Network Sparsity
05 Nov 2017This article is about some methods to sparsify neural network by training.
Recently I have read two paper published by Sung Ju Hwang group in ICML 2017. I think these two papers share some ideas. Put them here to be compared.
Combined Group and Exclusive Sparisty for Deep Neural Network
Paper in one sentence
This paper adds two regularizers: Group sparsity and exclusive sparsity, to train neural network.
Motivation
- In the optimal case, the weights at each layer will be fully orthogonal to each other, and thus forming an orthogonal basis set.

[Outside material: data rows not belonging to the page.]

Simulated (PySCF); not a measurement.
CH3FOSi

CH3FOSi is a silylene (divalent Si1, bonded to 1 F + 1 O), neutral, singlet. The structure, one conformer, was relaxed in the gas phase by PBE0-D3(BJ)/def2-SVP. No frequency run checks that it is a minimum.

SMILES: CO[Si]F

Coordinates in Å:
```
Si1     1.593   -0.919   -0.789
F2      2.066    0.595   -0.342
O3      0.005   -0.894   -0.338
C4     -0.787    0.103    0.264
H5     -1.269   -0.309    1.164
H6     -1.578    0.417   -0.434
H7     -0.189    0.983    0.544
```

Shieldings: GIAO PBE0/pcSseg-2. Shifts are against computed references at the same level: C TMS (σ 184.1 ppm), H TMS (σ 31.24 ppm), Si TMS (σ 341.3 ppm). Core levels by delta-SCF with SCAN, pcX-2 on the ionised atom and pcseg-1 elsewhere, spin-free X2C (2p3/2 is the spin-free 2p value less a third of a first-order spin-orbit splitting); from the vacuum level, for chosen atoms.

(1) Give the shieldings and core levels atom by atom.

- To do so, enforce network weights at each layer to fit to different sets of input features as much as possible. (exclusive sparsity)
- However, it is not practical nor desirable to restrict each weight to be completely disjoint from others as some features still need to be shared (think about low level features). Therefore introduce an additional group sparsity regularizer based on (2, 1)-norm. (group sparsity)
Idea Visiualization
- Group Sparsity tries to delete input neurons.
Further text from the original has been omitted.